Of course, all the wonderfulness is great, but getting into the nitty gritty of the tech scene is also fun. Vancouver has a great tech scene, albeit small by Seattle’s tech scene, but that’s a disingenuous comparison anyway. It’d be like comparing Seattle aeronautics scene with any other city except where maybe Airbus is located, it’d just be nuts. But compared to most other cities, Vancouver has a pretty solid standing among the coding community.

Photo Mar 29, 11 29 19 PM
Pacific Central Station in Vancouver

I took the train up, as I always do, because of a number of reasons. I can roll my bike on and then upon arrival the staff just hands it back to me and off I go. Considering my origination point and departure point are both bike friendly for my needs, this is my default. In the end, it actually ends up faster than driving and needing to pack or rack the bike, I couldn’t even fly and enjoy these amenities, and the intercity Bolt Buses are just yucky anyway. It’s like flying except you’re stuck on the ground in an often times smaller seat than an airplane. I’m not sure why I’d ever want to torture myself like that. The other huge benefit is it’s extremely easy to get a lot done on the train and one also can’t beat the views en route!

A Small Rant

Once I arrived I checked into my hotel. I realized this trip I must have checked into the singularly clueless hotel in the whole city that has strange myopic, draconian, and stupifying bicycle options. The Hyatt Regency, which I’m clearly not going to be staying at again, wanted to “valet” my bike with a tag, mark it and put it into some basement garage “room”. I wouldn’t easily have access to it and would have to wait for them to retrieve it if I needed it for any reason. Anyway, this was an extremely odd scenario, and would be a lot more work on their part, that just struck me as blatantly behind the times – especially for Vancouver. People and businesses in this city should, and do, know better than to have such nonsense in place. I guess the Hyatt Regency places itself above and removed from the people in some way. Oh well, lesson learned, I’ll stay at one of the other zillion super awesome hotels (or with friends instead).

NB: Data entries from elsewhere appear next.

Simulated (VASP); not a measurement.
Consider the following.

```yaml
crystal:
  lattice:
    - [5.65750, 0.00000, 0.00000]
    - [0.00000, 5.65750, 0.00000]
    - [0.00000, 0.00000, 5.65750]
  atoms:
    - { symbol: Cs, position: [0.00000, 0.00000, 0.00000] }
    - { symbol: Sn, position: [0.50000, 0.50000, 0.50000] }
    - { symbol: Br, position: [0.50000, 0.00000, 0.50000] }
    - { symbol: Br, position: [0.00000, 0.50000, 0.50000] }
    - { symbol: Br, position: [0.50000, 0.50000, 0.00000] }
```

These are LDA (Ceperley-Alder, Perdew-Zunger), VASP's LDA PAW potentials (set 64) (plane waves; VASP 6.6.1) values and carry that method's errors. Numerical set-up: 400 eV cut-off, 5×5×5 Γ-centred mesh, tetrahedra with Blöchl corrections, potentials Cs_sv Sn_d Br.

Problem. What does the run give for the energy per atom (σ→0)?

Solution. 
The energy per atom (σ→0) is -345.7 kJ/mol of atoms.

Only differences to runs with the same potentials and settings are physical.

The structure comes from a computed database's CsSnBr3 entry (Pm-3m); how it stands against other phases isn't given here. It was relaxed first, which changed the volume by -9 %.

TLDR; Avoid the Hyatt Regency for future stays, they have strange policies around independence of movement and storage of personal items.

DevOps Days YVR

Alright, on to the conference. The conference was great, my only issue was my own fault, in that I had managed to not be able to attend the first day. I should have gotten there earlier and also planned to stay a little longer. Next time I’m going to make a more official scheduled brunch, dinner, drinks, and maybe a meetup or two. On day two of the event, I was up to speak first thing in the day, a 9:15 am slot! This was the first time I’d ever had a speaking slot this early in the day. At this point, my preparations complete, my checklist checked twice, and I was ready to present. In doing so, I decided a list was in order which I’ve put together below.

The Presentation Checklist

  1. Laptop(s) – These days I tend to bring two laptops when I’m presenting. One is my main workstation running Linux and the other is an older Macbook Pro that I have. The reasoning is simple, depending on the projector and connection options, the Macbook Pro is easily – with its HDMI connection – the most standard setup for presenting. It works more often than any other machine I’ve ever had and is far more consistent in getting resolutions correct for presentations and for projectors. It is in essence the ultimate backup. However I use the Linux machine if I can, it’s more than capable, but some projectors aren’t up to it.
  2. Connectors – I bring the regular assortment of connections to ensure I get feed out from the XPS 15 running Linux or the MacOS to HDMI and VGA. This basically covers every modern projector and everything I’ve ever seen built for the last decade or so. That equates to 2 dongles, one of the Mac (Thunderbolt to VGA) and one for the XPS 15 (USB-C/USB to VGA).
  3. Slide Deck – I aim to have several formats of the presentation deck available outside of some online format like Google Slides. Such as PDF that I can flip through or a local presentation app that I can use. This way regardless of the connection I’ll be able to have the slide deck ready to go.
  4. Presentation Page – This is a page that I setup for slides, video, and whatever other collateral is put together from my efforts and also from the conference organizers’ perspective. For the particular DevOps Days YVR talk I setup a page “Go for Venomous Database Reliability“.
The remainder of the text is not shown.